William L. Fox wants to know why art, specifically environmental and landscape art, is the way it is in the 21st century.
“Art is collaborating with nature now,” Fox said. “Now, we have art that does not just document nature, but asks us to participate in it.”
Fox gave a lecture titled “Art, the Anthropocene, and Global Change” on Friday at the School of Fine Arts to discuss his research of artistic and environmental projects.
The lecture is the last of its kind to accompany the ongoing SoFA gallery exhibit, the “Canary Project: Works on Climate Change 2006-2009.” The gallery, which addresses the issue of climate change, closes Oct. 9.
Fox was one of the first people the Canary Project co-founders Edward Morris and Susannah Sayler contacted when they began their work three years ago, and the trio have since worked together.
“The study through artistic movement of climate change is important, and Bill has helped us facilitate that,” Morris said. “We’re thrilled to have him here.”
Fox’s research focuses on what he called three different historical trends – or timelines – that all work together and explain the use of landscape and environment in art in the 21st century.
The concepts, he said, are sometimes hard to follow, and he asked the audience in Woodburn Hall to tell him if they were following along.

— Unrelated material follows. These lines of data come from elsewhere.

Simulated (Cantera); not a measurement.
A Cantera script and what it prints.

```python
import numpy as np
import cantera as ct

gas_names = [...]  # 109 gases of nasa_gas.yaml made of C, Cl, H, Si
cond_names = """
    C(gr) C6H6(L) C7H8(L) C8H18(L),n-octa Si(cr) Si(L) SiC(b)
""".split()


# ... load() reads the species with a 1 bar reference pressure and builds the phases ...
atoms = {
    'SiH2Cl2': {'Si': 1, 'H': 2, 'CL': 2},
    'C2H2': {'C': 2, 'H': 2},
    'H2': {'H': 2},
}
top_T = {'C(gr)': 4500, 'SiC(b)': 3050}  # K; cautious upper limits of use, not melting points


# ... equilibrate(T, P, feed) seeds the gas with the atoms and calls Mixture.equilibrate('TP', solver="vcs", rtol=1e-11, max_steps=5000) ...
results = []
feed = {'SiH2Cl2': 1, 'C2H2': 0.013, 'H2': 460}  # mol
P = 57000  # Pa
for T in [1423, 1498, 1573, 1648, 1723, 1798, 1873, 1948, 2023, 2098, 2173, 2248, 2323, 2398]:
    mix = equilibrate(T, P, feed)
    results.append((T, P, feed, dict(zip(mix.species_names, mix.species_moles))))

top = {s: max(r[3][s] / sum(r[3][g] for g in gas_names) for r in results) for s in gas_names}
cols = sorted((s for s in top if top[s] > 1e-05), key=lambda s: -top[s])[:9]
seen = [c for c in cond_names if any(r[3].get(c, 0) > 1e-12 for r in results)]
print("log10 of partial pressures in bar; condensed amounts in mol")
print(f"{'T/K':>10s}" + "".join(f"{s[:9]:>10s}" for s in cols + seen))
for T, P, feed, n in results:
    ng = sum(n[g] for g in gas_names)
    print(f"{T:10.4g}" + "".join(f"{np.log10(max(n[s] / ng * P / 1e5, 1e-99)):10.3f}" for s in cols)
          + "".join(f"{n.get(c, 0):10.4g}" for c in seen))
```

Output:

“I want you to tell me if this makes sense,” Fox said. “There are the three stages in the age of the Anthropocene, three different ages of exploration and three artistic technologies.”
Anthropocene is what Fox called a new geological era that started during the industrial revolution and is being researched by scientists to determine its validity. Fox said that during this age, humans have studied, explored and developed the world, and that evidence of this can be seen in art.
“There is a historical imperative as to why we have things like the Canary Project,” Fox said.
Fox, who studied English at Claremont College, has published both nonfiction books and books of poetry. He is currently the director of the Center for Art and Environment at the Nevada Museum of Art.
It was later in his career that he began what he called his very unique research.
“It wasn’t until 1993 that I fell into this odd niche,” Fox said. “I looked at a landscape painting by a friend of mine and wanted to know why she did what she did.”
Fox, who said he had never been to Indiana, guest-lectured at the eight-week course taught by Sayler and Morris titled “Engagement/Art/Activism: Response and Intervention on Climate Change.”
Sophomore and studio art major Marine Tempels, who is enrolled in the class, said having guest lecturers like Fox have been key to what she has learned so far.
“We usually only think of art as fine art, but I’m passionate about the environment, and I’m interested in merging the two,” Tempels said.
Fox works with students in various parts of the world to conduct field studies where students create art with the environment that leave no evidence behind, but is documented and presented through exhibitions.
“There are these field studies in the United Kingdom, Australia, Chile,” Fox said. “They bring together so many people and pull students out of their normative environment. A great flowering is going to come of this.”